Now that we’ve started drawing and sketching for our practical work, I’ve been spending more and more time thinking about the kinds of forms that might work well for the problems I’ve been talking about so far. In many ways, it’s a very open-ended question: it’s not a unique problem to want clarity and legibility in type for dense text situations that may not be produced well. For the kind of technical publications I’m targeting, a certain kind of “classical” or “traditional” feeling would probably be received well, but I’m determined to sneak in as many technical adaptations (addressing issues of reproduction quality, optical sizes ranging from titles down to elaborate superiors and inferiors, legibility of individual letters as well as words) as I can.
As I devoured material on all sorts (hah! No geeky pun intended, I swear) of type and type history, I ran across a notion over and over again about the need for open counter spaces, especially at smaller sizes, as a key factor of legibility. Reading Fred Smeijers’s Counterpunch got me thinking about how punchcutters dealt with internal shapes as a discrete design solution which could be shared among glyphs and adapted as needed at a later stage of the production as a punch. It was a way of building a letter from the inside out, suggesting a relationship between outer contours and inner ones that was sympathetic, but not necessarily tied together any more than it needed to be. The details of the outer contours could bear the burden of overall style while the inner contours bear the burden of keeping the shapes clear and defined. Of course, they work together to produce the overall effect, but they don’t necessarily have to address the same problems in the same ways.
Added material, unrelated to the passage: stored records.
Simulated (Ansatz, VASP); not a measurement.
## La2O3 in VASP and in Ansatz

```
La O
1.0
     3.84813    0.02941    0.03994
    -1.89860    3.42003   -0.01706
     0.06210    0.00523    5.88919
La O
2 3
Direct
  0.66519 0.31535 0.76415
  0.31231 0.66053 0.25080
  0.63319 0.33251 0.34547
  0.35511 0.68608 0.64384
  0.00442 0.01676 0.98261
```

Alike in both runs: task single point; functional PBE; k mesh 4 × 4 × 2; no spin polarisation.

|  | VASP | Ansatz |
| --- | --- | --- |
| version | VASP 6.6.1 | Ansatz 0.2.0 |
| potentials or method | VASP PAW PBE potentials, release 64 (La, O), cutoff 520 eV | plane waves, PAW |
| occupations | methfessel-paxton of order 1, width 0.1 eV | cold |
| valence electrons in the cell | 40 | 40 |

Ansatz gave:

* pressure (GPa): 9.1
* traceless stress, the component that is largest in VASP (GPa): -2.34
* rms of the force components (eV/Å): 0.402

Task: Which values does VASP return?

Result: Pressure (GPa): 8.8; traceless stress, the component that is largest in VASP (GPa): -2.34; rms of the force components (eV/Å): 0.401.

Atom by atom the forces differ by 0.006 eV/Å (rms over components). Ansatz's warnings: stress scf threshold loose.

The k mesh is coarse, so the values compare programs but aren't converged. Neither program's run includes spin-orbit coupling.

I kept going back to Dwiggins as I thought more about this sneaky trick of mixing inner and outer shapes, appearance and utility, and — in his use of stencils to build sets of trial characters out of recurring shapes — laying out the fundamental parts first in order to set up the patterns in a given design. I was noticing certain qualities in his types that all snapped together and made sense when I read about his “M Formula” in Gerard’s Quaerendo article, a brilliant notion of using optical illusions that somehow zipped past me during Typecon’s “DwigFest” this past summer.
It’s clear that plenty of type design harkens back to Dwiggins’ ideas: I’ve found people like Gerard, Cyrus Highsmith, and Christian Schwartz taking cues form his work, not to mention the various revivals of his types. I haven’t stumbled across anyone else connecting his optical tricks to those of punchcutters, even though they were constructing letters part by part in a way all their own.
So I’m thinking I may be onto something I can look into for my essay, while I keep looking into it for my practical work. I’d like to inspect some punches and matrices and look at their details more closely, and trace how this idea of separate development of inner and outer contour shapes has made its way through to digital types today, considering what technical and legibility issues have been encountered along the way. It could be a vast topic, probably, but it could be useful to at least investigate some fundamental patterns to it.
In the end, Dwiggins realized the stencil didn’t work because it lacked any livliness of form. The letters conformed to much an there was not uniqueness. However, I don’t think he ever left the thought behind and had he lived longer I think he might have really truly enjoyed playing with different parts on a computer to experiment with the idea all over again.
The M Formula and the stencils are really two separate things, as you know. But if you could find a way to incorporate the meat of the M Formula into the stencil idea that might be interesting. However, I still think you’d have too much conformity in shape. If you look at the image you post you can see what I mean. Having so much repetition makes the shapes sparkle too much. IMHO
The stencil idea is mostly interesting as a way to lay down some repeating shapes, which is comforting to someone who’s freaking out over the idea of drawing out a whole set of letters for the first time. The stencils, in effect, are a skeleton, and the real design would come out of working out how more fleshed out details can bring life to that skeleton.
Yes, of course, that is very true. I wasn’t saying not to use it, I was just pointing out what I see when I think of Dwiggins’ stencil experiments.